A suffragist battle royale

By Jesse Keith

Nellie McClung is a name synonymous with the women’s rights movement in Canada. You might remember her from your grade 10 Social Studies class, a Canadian Heritage commercial on CBC, or maybe you’ve seen her statue gracing Olympic Plaza or Parliament Hill. History has made McClung the poster girl for the women’s suffrage movement in Canada. Sometimes people seem to forget McClung wasn’t the only women fighting for equality at the turn of the 20th century, and hers isn’t the only name that deserves to be in the history books.

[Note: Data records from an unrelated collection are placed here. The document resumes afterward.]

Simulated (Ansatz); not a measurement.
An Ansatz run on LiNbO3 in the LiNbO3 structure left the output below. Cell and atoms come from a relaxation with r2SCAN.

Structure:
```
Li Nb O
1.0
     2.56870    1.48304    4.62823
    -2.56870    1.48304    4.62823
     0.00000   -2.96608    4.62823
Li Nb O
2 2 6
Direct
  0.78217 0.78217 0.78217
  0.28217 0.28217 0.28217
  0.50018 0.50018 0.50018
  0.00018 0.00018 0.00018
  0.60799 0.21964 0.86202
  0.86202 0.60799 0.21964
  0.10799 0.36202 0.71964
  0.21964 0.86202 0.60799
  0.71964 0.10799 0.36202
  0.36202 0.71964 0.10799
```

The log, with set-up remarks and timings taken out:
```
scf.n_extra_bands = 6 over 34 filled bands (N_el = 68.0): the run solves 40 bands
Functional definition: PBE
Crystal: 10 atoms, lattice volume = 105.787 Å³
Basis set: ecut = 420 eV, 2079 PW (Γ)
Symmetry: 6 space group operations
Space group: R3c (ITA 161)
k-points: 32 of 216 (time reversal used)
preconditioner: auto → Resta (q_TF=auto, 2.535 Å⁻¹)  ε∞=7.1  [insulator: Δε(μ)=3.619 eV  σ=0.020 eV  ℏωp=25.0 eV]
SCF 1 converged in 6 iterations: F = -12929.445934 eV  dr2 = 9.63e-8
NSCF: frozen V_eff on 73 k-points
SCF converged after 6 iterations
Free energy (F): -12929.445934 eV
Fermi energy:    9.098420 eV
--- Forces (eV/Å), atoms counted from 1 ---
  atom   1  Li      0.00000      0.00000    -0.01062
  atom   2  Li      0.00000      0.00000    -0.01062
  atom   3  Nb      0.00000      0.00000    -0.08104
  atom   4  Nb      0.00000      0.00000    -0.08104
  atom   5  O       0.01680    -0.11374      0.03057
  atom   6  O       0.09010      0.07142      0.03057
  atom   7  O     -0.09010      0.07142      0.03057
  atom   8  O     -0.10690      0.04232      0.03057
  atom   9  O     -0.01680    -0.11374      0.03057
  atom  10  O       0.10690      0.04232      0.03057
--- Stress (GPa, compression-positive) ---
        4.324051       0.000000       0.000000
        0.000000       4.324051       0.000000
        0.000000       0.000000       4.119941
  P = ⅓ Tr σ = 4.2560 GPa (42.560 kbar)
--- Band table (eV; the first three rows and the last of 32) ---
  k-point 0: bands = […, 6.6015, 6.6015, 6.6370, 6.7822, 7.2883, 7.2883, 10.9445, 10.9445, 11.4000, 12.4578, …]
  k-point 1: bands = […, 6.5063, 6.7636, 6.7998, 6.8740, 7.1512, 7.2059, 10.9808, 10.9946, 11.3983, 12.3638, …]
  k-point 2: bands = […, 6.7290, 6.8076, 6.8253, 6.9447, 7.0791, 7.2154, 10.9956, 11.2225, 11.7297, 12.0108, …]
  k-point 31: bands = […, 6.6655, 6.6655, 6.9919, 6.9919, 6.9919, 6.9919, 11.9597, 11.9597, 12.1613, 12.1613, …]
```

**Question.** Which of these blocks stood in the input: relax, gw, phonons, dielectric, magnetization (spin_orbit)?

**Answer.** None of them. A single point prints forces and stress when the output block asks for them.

The Fighting Days, the Depart-ment of Drama’s final 2003–04 production, tells how women’s rights activist Francis Beynon may have missed her share of the historical limelight through her unwillingness to compromise her values and lend her name in support of something she thought was wrong.

Beynon was a close associate of McClung’s in the battle for suffrage. She was herself a powerful women’s rights activist, publishing columns and essays describing the injustices suffered by women. However, during World War One, Prime Minister Robert Borden, worried about the upcoming election, excluded immigrants–with whom he was unpopular–from voting. McClung, sensing a chance to get a foot in the door, advised the Prime Minister to allow women to vote and bolster his ratings.

Immigrant women were, of course, excluded from this arrangement.

Beynon refused to accept McClung’s "the end justifies the means" tactics, which she saw as a compromise to women’s equality, instead leaving McClung’s movement and moving to the United States where she continued to write and speak out on issues concerning women and the lower class.

The Fighting Days director James Dugan thinks it’s important history is set straight, important Canadians recognize Beynon’s contribution to the women’s rights movement and the sacrifice she made to fight for her values.

"You can go down to Olympic Plaza and see Nellie McClung’s statue as part of the monument to the famous five women of the prairies," Dugan says. "Who knows, Francis Beynon might have had her statue on Parliament Hill or in Olympic Plaza too, had she stayed and been willing to compromise.

"I think it’s always important to remember people who worked hard and did a lot of good, but have been forgotten."

Dugan believes Beynon isn’t the only thing we’ve forgotten. Most Canadians know very little about the suffrage movement and the women who fought to give us the more equal society we live in.

"I think today a lot of males get a little annoyed and occasionally irritated at what they see as the relentless feminist agenda," Dugan explains. "I think it’s good to be reminded that there was a time not that long ago when women were completely disenfranchised. They couldn’t vote, they couldn’t own property and they had no rights in a divorce. It wasn’t that long ago, and I don’t think anybody today who complains about the women’s movement would want to return to those days."

Wendy Lill, author of The Fighting Days, offers a unique perspective on the battle for women’s equality in politics. On top of being a critically acclaimed and award winning playwright, Lill is currently a Member of Parliament for Dartmouth, Nova Scotia. Lill’s plays have been produced throughout Canada, and she has received four nominations for the Governor General’s Literary Award for drama.

If Lill’s reputation holds true, The Fighting Days’ portrayal of Beynon will be as interesting as it is historically important. As Lill herself put it, "Francis Beynon gave up everything for her beliefs and one can only hope the world is a better place for it."